For some reason Nomad seems to get noticeably less publicity than some of the other Hashicorp offerings like Consul, Vault, and Terraform. In my opinion Nomad is right up there with them. The documentation is excellent. I haven’t had to fix any upstream issues in about a year of development on two separate Nomad clusters. Upgrading versions live is straightforward, and I rarely find myself in a situation where I can’t accomplish something I envisioned because Nomad is missing a feature. It schedules batch jobs, cron jobs, long running services, and system services that run on every node. It has a variety of job drivers outside of Docker.
Nomad, Consul, Vault, and the Consul-aware Fabio load balancer run together to form most of what one might need for a cluster scheduler based deployment, somewhat reminiscent of the “do one thing well” Unix philosophy of composability.
Certainly it isn’t perfect, but I’d recommend it to anyone who is considering using a cluster scheduler but is apprehensive about the operational complexity of the more widely discussed options such as Kubernetes.
With the velocity of k8s it's hard to imagine how Nomad could catch/keep up. K8s has operators, Helm, etc. That just means you can add battle-tested components off the shelve with a single command. So, less wheel-inventing and boilerplate writing to do for us.
With the backing of so much larger community/entities it also feels like I’m less likely to be the first one to discover a new bug. RedHat or Google or one of their customers will have hit and fixed it already, and my production platform keeps humming along nicely. K8s has just had more flytime and exposure to crazy environments and workloads, so more kinks are going to be ironed out.

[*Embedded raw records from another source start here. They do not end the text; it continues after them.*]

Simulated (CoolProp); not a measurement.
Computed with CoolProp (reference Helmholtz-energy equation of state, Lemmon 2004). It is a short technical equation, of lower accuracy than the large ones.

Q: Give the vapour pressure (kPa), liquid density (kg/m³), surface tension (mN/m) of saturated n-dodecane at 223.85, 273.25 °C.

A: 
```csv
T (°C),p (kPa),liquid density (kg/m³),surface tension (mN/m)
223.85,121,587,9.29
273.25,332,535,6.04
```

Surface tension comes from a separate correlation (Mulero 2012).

I always did like the “do one thing right” unixy approach of Hashicorp’s toolset, and that you can pick the pieces you like. But (sadly for them) that means I can now pick Vault or Consul and run it on top of Kubernetes (re-using k8s' internal etcd is not recommended) if I wanted. I'm actually not overly sorry for them, seeing as how they're locking up more & more features behind enterprise products. I haven't checked in a while but wouldn't be surprised if they also had a Nomad Enterprise already. Nothing wrong with HashiCorp wanting to make money, but if there also is k8s without those restrictions..
Kubernetes seems to be a lot of magic and NIH and tries to do everything itself, whereas Mesos and Nomad are nicely composable and easy to reason about.
Nomad's biggest benefit for me is a very nice integration with Vault (and Consul), I can have Nomad ask for a container instance specific secret which Vault then goes and generates and later immediately revokes once that container dies. Maybe this is possible with Kubernetes but I have not seen anything that tight yet.
IAM instance profiles are nice but they are instance wide, but having each container a unique, short lived and properly scoped set of secrets injected at the last possible time and immediately revoked afterwards makes me feel all warm and fuzzy inside.
Not heard that criticism before, what are you referring to in particular? The NIH part seems incongruous to me, since Google were a major contributor in inventing warehouse scale computing and cluster schedulers (c.f. the Borg and Omega papers, etc.).
I would have to put so much effort in convincing customers and management to not go the (now almost default?) Kubernetes-route, that it's risky trying something else. A small hiccup in Nomad, would be enough for the pitchforks to come out.
The biggest benefits seem to be
(1) simplicity, but GCE and minikube are easy enough to learn in a day and
(2) ability to run non-containers, but docker containers are generic - they can run java apps just fine.
Nomad is operationally simple, you can run it out of your normal devops roles, you don't need dedicated staff. Mostly because you can pretty easily wrap your head around what it does and how it works.
This saves you bundles of cash and time.
I hope whatever you are running under k8s isn't crucial or important, and I really hope I'm not a customer of whatever you "operate".
Maintenance is real, that applies to everything if you want it to work reliably for any length of time. There are various ways to handle maintenance, do a little consistently and constantly (what most of us professionals do) or do large bulk-replacements every X time (like when stuff crashes and burns - and nobody can remember how to fix it, so they just replace it with whatever is new and shiny).
Upgrading it is hard. Especially with stuff like Kafka/ZooKeeper run on a K8S cluster.
I am a 1 man shop. I manage my cluster in ~10 minutes per month.
AWS is the new one, just started a few weeks ago.
Additionally, in the early days there were some tools missing (like online modifying the raft peer members) that are all there now.
Running in production and very happy with it!